Occupational Hazards

by Kieran Healy on April 11, 2005

‘But pray, sir, why must I not teach the young gentlemen?’

‘Because, sir, teaching young gentlemen has a dismal effect upon the soul. It exemplifies the badness of established, artificial authority. The pedagogue has almost absolute authority over his pupils: he often beats them and insensibly loses the sense of respect due to them as fellow human beings. He does them harm, but the harm they do him is far greater. He may easily become the all-knowing tyrant, always right, always virtuous; in any event he perpetually associates with his inferiors, the king of his company; and in a surprisingly short time alas this brands him with the mark of Cain. Have you ever known a schoolmaster fit to associate with grown men? The Dear knows I never have. They are most horribly warped indeed.

— Patrick O’Brian, “The Ionian Mission”:http://www.amazon.com/exec/obidos/ASIN/0393308219/kieranhealysw-20/ref=nosim/, p84.

On the other hand, I wish I had the absolute authority to make my students do the reading. At least some of it.

{ 9 comments }

1

Graeme 04.11.05 at 8:14 pm

But they did not have the absolute authority to make his students do the reading. They had the absolute authority to beat their students if they didn’t do the reading.
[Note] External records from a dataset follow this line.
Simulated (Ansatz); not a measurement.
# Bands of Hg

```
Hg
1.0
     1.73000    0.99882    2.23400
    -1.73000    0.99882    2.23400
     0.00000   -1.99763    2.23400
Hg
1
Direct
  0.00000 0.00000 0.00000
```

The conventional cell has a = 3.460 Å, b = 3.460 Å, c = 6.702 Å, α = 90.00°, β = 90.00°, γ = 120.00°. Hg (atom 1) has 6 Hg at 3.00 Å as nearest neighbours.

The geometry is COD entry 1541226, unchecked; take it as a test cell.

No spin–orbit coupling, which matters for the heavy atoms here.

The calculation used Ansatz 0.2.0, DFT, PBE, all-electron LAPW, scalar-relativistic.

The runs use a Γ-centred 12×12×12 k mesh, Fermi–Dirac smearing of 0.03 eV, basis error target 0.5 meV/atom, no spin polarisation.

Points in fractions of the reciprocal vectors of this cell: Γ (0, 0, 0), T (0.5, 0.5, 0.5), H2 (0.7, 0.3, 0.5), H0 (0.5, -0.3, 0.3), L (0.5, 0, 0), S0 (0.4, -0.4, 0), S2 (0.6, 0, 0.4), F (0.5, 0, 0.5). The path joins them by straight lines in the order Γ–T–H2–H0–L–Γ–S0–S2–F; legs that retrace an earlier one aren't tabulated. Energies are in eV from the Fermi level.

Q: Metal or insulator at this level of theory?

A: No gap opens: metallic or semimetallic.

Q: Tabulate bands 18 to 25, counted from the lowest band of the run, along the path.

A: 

Not that that wouldn’t be pretty useful…

2

david 04.11.05 at 9:42 pm

Face it, you just want to do the beating part. Or maybe that’s Volokh.

3

Harry Hutton 04.11.05 at 10:31 pm

“Thou hast most traitorously corrupted the youth of the realm in erecting a grammar-school; and whereas, before, our fore-fathers had no other books but the score and the tally, thou hast caused printing to be used; and, contrary to the king, his crown, and dignity, thou hast built a paper-mill. It will be proved to thy face that thou hast men about thee that usually talk of a noun and a verb, and such abominable words as no Christian ear can endure to hear…”

Henry VI part II.

4

Harry Hutton 04.11.05 at 10:33 pm

“The truth is that the average schoolmaster, on all the lower levels, is and always must be essentially and next door to an idiot, for how can one imagine an intelligent man engaging in so puerile an avocation?”

Mencken

5

herostratus 04.11.05 at 10:50 pm

Do the….??? Didn’t you get the memo? We are a “visually literate society” now. That is, when we see something, we know what it is (usually). What more do you want???

6

Joshua W. Burton 04.11.05 at 11:15 pm

“If the colleges were better, if they really had it, you would need to get the police at the gates to keep order in the inrushing multitude. See in college how we thwart the natural love of learning by leaving the natural method of teaching what each wishes to learn, and insisting that you shall learn what you have no taste or capacity for. The college, which should be a place of delightful labor, is made odious and unhealthy, and the young men are tempted to frivolous amusements to rally their jaded spirits. I would have the studies elective. Scholarship is to be created not by compulsion, but by awakening a pure interest in knowledge. The wise instructor accomplishes this by opening to his pupils precisely the attractions the study has for himself. The marking is a system for schools, not for the college; for boys, not for men; and it is an ungracious work to put on a professor.”

Emerson

7

rea 04.12.05 at 7:02 am

Well, teachers don’t usually get to beat students now, and colleges generally have elective courses, so at least some of the problems seen by Dr. Maturin and his younger contemporary R. W. Emerson have been reduced, if not altogether expunged.

8

tad brennan 04.12.05 at 7:09 am

I’m with Emerson about “marking” (i.e. assigning grades) being an “ungracious work”. It is certainly the part of my job I like the least.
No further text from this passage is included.